The Minority in Parliament has defended its decision to drag the management of the Agricultural Development Bank (Adb) to court.
The NPP threatened to sue the bank for trying to sell about 75% of shares on the stock market without seeking parliamentary approval.
The company has been given the approval to offer its shares on the stock market to enable the bank expand its operations. The bank is expected to offload a little over 100 million shares to the public by the end of April with the aim of generating about GH¢300 million.
But speaking on Citi FM, a member of the Minority in Parliament, Alex Afenyo Markin insisted that the matter should be brought to Parliament to enable them scrutinize the deal.
“We are saying that as the people’s representatives ADB should bring to Parliament, all their investments plans.
The intention to go to the stock, whatever that they want to do with which ever money that they receive, we should have the opportunity as the people’s representative, working with government to scrutinize it so that there will be value for money,” he said.

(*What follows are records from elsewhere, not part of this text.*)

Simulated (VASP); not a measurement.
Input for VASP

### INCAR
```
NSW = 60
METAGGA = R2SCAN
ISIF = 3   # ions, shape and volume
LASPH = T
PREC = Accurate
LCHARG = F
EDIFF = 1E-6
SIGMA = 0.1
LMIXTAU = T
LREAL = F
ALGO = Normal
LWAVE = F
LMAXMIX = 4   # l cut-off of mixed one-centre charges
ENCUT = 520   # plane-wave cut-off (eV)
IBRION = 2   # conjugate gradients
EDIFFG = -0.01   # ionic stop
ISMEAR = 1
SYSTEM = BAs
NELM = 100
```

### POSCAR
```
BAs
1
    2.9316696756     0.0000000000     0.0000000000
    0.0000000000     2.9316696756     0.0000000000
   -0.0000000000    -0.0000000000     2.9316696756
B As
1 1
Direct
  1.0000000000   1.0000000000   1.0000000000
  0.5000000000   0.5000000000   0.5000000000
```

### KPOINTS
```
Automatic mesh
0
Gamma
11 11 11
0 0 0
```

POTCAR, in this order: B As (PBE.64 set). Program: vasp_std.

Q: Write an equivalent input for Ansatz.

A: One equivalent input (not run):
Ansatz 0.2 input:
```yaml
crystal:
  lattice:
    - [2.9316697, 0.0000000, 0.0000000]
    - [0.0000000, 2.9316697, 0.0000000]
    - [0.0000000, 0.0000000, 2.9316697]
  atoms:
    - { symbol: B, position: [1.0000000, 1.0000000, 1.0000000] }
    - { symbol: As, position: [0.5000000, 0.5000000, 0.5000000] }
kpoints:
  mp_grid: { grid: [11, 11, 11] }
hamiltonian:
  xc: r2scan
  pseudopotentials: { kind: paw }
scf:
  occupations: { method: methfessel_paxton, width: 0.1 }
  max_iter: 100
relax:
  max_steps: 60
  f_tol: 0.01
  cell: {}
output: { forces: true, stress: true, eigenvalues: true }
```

Afenyo Markin argued that it is important for the matter to be tabled before Parliament since it will enable them “look at this transaction, how the fund are going to be used after the shares have been floated, and all that, scrutinize same and examine whether or not it will be in the interest of the people for the business entity which is owned by them to be trading on the stock exchange.”
He explained that it is also “for the purposes of constitutional, accountability and transparency, it cannot be said that cabinet approval alone is sufficient in a matter like this.”
In a related development, workers of the Agricultural development bank (ADB) are calling for the immediate dissolution of the board of directors of the bank and the dismissal of the Managing Director, Stephen Kpordzih to save the financial institution from imminent collapse. Read more ADB sells head office for $10million
The staff are also questioning why the bank’s head office was sold at $10 million and another premises rented at GH¢1 million per month.
“I believe that if all these things had come to Parliament for parliamentary scrutiny perhaps we could have looked at some of these things and properly put across our views,” Afenyo Markin added.